Preparedness Tip #3: Decisions - after 8-10 hours without power, most houses are going to get cold - it was in the 20s here on Friday with a forecast high of around 30F. It's probably worthwhile considering whether you should go someplace warm. For many people, someplace warm equals work - we work out of our house (and therefore were shutdown by the power outage). We couldn't leave anyway - the aforementioned foot of snow, plus (we found out later) a number of trees down across the county road that's the only way out - anyway, I would have thrown a chainsaw and logging chain in the car for just that eventuality, had I tried to get out.

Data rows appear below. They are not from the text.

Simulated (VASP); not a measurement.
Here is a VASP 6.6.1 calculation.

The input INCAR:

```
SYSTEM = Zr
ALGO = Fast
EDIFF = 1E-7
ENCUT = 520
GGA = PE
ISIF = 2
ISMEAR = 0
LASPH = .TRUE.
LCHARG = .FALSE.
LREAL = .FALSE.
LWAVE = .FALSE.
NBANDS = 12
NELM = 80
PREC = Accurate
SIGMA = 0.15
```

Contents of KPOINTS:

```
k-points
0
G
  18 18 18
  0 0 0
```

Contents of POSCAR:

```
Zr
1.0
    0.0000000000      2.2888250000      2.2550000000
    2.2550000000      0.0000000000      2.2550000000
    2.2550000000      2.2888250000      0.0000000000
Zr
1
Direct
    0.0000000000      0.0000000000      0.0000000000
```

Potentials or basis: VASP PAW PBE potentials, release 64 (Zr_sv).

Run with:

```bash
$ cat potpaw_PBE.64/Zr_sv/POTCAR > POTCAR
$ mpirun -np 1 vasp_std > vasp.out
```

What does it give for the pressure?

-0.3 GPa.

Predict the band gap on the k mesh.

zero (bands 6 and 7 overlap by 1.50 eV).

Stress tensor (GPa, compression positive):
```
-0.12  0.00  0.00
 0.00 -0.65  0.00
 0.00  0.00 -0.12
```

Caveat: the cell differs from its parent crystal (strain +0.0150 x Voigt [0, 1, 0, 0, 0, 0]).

Preparedness Tip #4: Heat - if you have gas, oil or electric heat, you have no heat when the power goes out. 15 hours (our 2AM to 5PM) probably isn't long enough to worry, unless it's below 0F, but eventually in an unheated house, the water pipes will freeze. If you can shut off the water before you leave, it will save a mess.
We have a woodstove and designed our house so that the water pipes aren't in an outside wall and outside the insulation (based on past experience). So heat wasn't a problem for us, and neither, really was the snow. I have a tractor-mounted 60 inch wide snowblower, and spent about 7 hours on Friday clearing our driveway and half-mile of private road and the driveways of 3 neighbors. Normally, another neighbor with a snowblower would do about half of that, but his blower won't handle wet snow.
Preparedness Tip #5: Food - We had burgers for lunch on Friday, cooked on our gas grill on the porch outside. We also have a Coleman stove, and can cook on top of the woodstove too. Most people probably won't run out of food in 15 hours.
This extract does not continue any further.